Monday, 05/01/2006 9:01:45 PM

Monday, May 01, 2006 9:01:45 PM

Post# of 115222
To those that are confused by 04 vs 05...pro-forma you always use the old assets that were acquired to make a proper comparison between old and new. ie: even though some assets were acquired in 05, they are incorporated in the 04 financials to make a correct comparison. The klyon assets will be in ADDITION to what is stated for 04/05.

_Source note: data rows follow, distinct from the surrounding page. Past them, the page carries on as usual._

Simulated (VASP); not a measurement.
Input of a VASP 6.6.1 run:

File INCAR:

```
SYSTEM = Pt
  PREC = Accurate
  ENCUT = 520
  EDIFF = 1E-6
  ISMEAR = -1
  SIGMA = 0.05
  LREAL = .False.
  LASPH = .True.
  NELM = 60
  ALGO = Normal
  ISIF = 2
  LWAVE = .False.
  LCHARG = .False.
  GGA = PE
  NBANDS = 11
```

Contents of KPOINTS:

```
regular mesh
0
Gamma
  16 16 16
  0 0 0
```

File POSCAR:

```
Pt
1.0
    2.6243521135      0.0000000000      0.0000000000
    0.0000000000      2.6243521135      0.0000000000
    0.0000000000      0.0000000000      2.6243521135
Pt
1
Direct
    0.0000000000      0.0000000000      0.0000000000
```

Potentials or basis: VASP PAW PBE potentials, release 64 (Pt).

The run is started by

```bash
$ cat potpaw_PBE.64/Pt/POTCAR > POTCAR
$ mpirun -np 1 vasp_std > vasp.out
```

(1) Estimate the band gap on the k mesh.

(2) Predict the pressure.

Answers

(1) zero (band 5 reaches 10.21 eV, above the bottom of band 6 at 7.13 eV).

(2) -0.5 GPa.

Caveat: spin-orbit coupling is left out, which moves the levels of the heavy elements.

As to the value of the assets...accounting rules dictate they be shown on the balance sheet at the LOWER of cost or appraised value. Whatever value is shown, in this case 4 bln+, is the LOWEST value they are allowed to state by accounting standards. It could easily be much higher.

For example:

I have another stock, Harken Energy, that holds 34% of a Colombian oil co, Global Energy, that they acquired for 70 cents a share. The Global stock is now about $5 a share but Harken still shows them at .70 on the balance sheet because that is the lower of cost or appraised value. Every time Harken sells any part of Global they immediately recognize a 600%+ gain on the difference between book value and the sales price. If you look at the income statements of HEC for the past 3 quarters you will see what I mean.

Note: Do NOT run out and buy HEC based on the above. I am 99% sure they will show a LOSS of 2+ mil in Q1 due to hurricane shut-downs and other accounting related issues. On the other hand, I am 99% sure they will show a 12 mil+ PROFIT in Q2 from the same accounting issues. IF they take a hit after Q1 is released it would then be a buying oppty imho.